Tuesday, September 24, 2019

#71 Selling Yourself? This Business Card Could Be a Game Changer!

ISSUE #71 — Tuesday, September 22, 2019
 
Posted by Denny Hatch

Selling Yourself? This Business Card
Could Be a Game Changer for You!


Let’s face it, we’re all on the make—perpetually on the hunt for new friends, business connections, adventures, money, love.
     So we network—at parties, conventions, the club, airline lounges, a bar, business lunch, river cruise.
     How do we remember each other afterwards?
     We exchange little 2” x 3-1/2” pieces of cardboard containing logo, name, title, company, street address, cellphone number, website and email address.
     We accept this little bit of cardboard, glance at it and immediately stick it away while still conversing.
     It’s called a business card—that private little gem over which we agonized to make it “just right” and memorable.
     What happens to that brilliant business card—plus the 14 others that turn up in various jacket pockets, in your wallet or the bottom of your purse?
     You retrieve them and try like hell to remember which person gave you which card.
     Maybe you’ll enter the info into your digital database. Maybe not.
     Whatever you do, you’ll eventually trash the cards.
     And in a week, the teeny entry into your filing system—with an occasional exception—will be meaningless. “Who the hell is this?”

Can a 2” x 3-1/2 Piece of Cardboard Describe the
Real You and Make You Stand Out from the Crowd? 
   
Dunno how Will Ezell found me. He’s a subscriber to this cranky blog and we have been in touch over the years. Much of his inspiration comes from marketing whiz Terri Langhans.
     Recently he and Phoebe flew up from Tampa for a wedding here in Philly and we got together for dinner. Will is larger than life—in size and personality well as being an endless fountain of ideas.
     At some point during the visit, Will gave Peggy a business card and the next morning she turned it over to me.
     Not one business card, but 10 or 12 little cards bound with an aluminum screw in the upper corner. Each card has:
     • A green side with a white headline.
     • The reverse is white with green mini-heds and black copy.
     • It’s a struggle to fan them out and read them.
     • Unscrew the aluminum binder and they’re easy to read.
     • But the sequence is lost.
     • Yet the whole exercise is a giggle.

    Here's a Sampling of Will's Cards:


They care about themselves,
and how much free time and money they have. 

You have to do something very dynamic (and legal) to capture their attention. 
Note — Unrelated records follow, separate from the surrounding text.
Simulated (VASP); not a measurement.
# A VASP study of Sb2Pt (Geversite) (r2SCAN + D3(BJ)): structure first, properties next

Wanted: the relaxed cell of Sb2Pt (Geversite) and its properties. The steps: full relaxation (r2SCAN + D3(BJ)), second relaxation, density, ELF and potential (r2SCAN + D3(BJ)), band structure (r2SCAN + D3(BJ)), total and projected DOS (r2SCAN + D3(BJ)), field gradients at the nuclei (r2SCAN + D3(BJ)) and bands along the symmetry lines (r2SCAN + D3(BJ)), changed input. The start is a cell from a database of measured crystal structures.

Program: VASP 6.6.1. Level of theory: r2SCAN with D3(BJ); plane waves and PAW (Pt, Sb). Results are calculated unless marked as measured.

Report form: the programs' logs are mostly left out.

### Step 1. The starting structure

     So ... how do you do that?

     From Ordinary to Extraordinary!
Will Ezell [Phone 3] Bizvisioneers.com
 
= = = = = = = = = = = = = = = = 
Hogwash! It's in New Jersey.
And it takes a lot more than what
everyone already expects. 

Imagine "Customer Excellence" and Consistently 
delivering it.  We'll show you how to achieve dynamic results that exude excellence. There are a lot of ways to set your business apart. Most people just don't take the time to analyze it. 

    From Ordinary to Extraordinary! 
Will Ezell 813 930-8442 Bizvisioneers.com
= = = = = = = = = = = = = = = = = = 


Yes I know. I didn't write that. I learned it -
along with many other valuable lessons. They're all available to you.

Let's work together to achieve your goals and have your biz running at optimum performance thru a crystal-clear plan and path.

Now we're getting somewhere!

    From Ordinary to Extraordinary! 
Will Ezell 813 930-8442 Bizvisioneers.com
= = = = = = = = = = = = = = = =


Are you in that 'comfort zone'?
Putting out fires everyday?

That's what is called reacting. Really successful owners and managers are in the "Extraordinary Zone" and remain 80% proactive.

        How do they do that?

    From Ordinary to Extraordinary! 
Will Ezell 813 930-8442 Bizvisioneers.com
= = = = = = = = = = = = = = = = = = 


Survey says:
If you want to know the real answers get out of the lab, leave your lab coat at the office, and start blending in.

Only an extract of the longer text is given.